This is just going to be a quick Christmas update.
I just read a small brief about Iraqi Christians talking about the security gains that have been made in Baghdad and across the country.
From the blurb:
"From a security point of view, we live - without a doubt - in an improved security situation compared to previous years, when we witnessed violence and attacks against various sectors of Iraqi society. This new situation helps all of us, including us, Iraqi Christians."
That was from the leader of the Iraqi Christian Parliamentary group.
Attacks are down across Iraq. The AP reports that "attacks are down from 180 a day last year to about 10 a day this year."
To a degree it's kind of the calm before the storm, though. Elections are coming up at the beginning of the new year (here's a link to McClatchy about the elections), so a lot of groups are putting candidates forward.
Nobody is sure how the losers will react. I suppose the level of violence after the elections will be the real measure of where Iraq is headed.
Um - most people here expect to be in Afghanistan for the next deployment. I saw one headline that described the coming increase of U.S. troops in Afghanistan as "Obama's War."
I can't think of much else that would be of interest. If anyone has a question about what's going on over here I'll try and answer it, if possible.
I can't post pictures yet, because I'm using a public computer. Once my internet situation is more stable, I hope to add those.
Every unit has a "packing list." Usually it's a recommendation of what you should bring and - usually - it's unrealistic. You'll have a million things to pack into an "A" and "B" bag (the long, green bags. Your "A" bag is military stuff, the "B" bag is extra), a ruck and an assault back (basically a big backpack).
A lot of people just decide what they won't need (or what they likely won't need) and put it into storage. The downside to this is that if you actually need it - well, you're SOL.
I'm not sure what it says about my generation and warfare, but the image of soldiers packing their XBox next to their body armor says a lot. The only explanation I can come up with is that it's the modern day deck of cards, except people still play cards. Playstation Portables and iPods are also very, very popular to bring "downrange".
Leaving Germany for Kuwait was different and familiar at the same time. We took a C5 down, which was different. The size of the plane is ridiculous. The passenger seats also face backward, meaning your back is to the cockpit. There are also no windows and your wear earplugs because it's so loud.
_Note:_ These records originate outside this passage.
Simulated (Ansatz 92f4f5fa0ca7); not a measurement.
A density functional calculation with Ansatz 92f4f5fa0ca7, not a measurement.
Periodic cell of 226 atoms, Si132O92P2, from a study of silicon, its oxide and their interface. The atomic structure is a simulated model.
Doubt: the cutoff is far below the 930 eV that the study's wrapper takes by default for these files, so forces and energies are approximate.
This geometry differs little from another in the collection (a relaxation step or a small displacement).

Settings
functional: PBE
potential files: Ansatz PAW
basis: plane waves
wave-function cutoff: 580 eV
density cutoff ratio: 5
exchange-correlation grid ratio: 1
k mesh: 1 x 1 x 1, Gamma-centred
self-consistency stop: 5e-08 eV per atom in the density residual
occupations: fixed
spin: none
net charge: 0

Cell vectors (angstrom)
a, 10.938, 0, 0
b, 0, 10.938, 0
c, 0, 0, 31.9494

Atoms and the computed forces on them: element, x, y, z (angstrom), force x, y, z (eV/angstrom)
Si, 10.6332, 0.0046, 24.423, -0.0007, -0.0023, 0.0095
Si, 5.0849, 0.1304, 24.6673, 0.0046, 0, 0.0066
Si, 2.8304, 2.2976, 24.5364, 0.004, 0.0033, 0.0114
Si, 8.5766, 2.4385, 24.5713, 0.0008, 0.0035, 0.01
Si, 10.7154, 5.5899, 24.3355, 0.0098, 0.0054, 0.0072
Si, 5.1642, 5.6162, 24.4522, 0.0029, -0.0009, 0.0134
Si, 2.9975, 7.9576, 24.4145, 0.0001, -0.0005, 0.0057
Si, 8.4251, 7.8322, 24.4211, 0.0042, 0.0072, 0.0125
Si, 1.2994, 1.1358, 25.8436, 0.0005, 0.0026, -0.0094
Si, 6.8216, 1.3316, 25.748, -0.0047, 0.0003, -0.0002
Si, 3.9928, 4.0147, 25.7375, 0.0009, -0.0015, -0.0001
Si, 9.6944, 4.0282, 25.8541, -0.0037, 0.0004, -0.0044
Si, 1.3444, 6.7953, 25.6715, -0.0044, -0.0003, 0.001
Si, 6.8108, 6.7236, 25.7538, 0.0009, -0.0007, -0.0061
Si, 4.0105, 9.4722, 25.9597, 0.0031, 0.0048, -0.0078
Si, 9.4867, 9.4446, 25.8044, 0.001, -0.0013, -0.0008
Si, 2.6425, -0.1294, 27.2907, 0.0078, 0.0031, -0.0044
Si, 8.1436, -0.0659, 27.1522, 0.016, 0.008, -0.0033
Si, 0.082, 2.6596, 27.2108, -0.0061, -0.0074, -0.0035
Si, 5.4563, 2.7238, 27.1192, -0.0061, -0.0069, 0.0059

As some of you may know, I recently finished a tour in South Korea and am now stationed in Germany.
I recently found out that I'll be heading to Iraq. I can't give the specific date, but I will be leaving before the holiday season.
I think this will be an interesting experience, especially since so few people from Western culture have been able to travel to Iraq. Although we see images from the region all the time and think we know what is going on, the number of people from the industrialized world who have set foot in Iraq and smelled the air is very small.
I'll more than likely spend most of my time at a Forward Operating Base (FOB) and don't know how often I'll be able to update, but I'll try to "leave the wire" and post about Iraqi life from what I am able to see.
I may create a Flickr account and post pictures, but I'm really bad with that kind of stuff so we'll see if I can learn how to do it before leaving Germany.
A lot will also depend on what the Department of Defense restricts. Right now I can't access Facebook from the computer at the library, so I'm not sure if sites that share pictures will be blocked or not.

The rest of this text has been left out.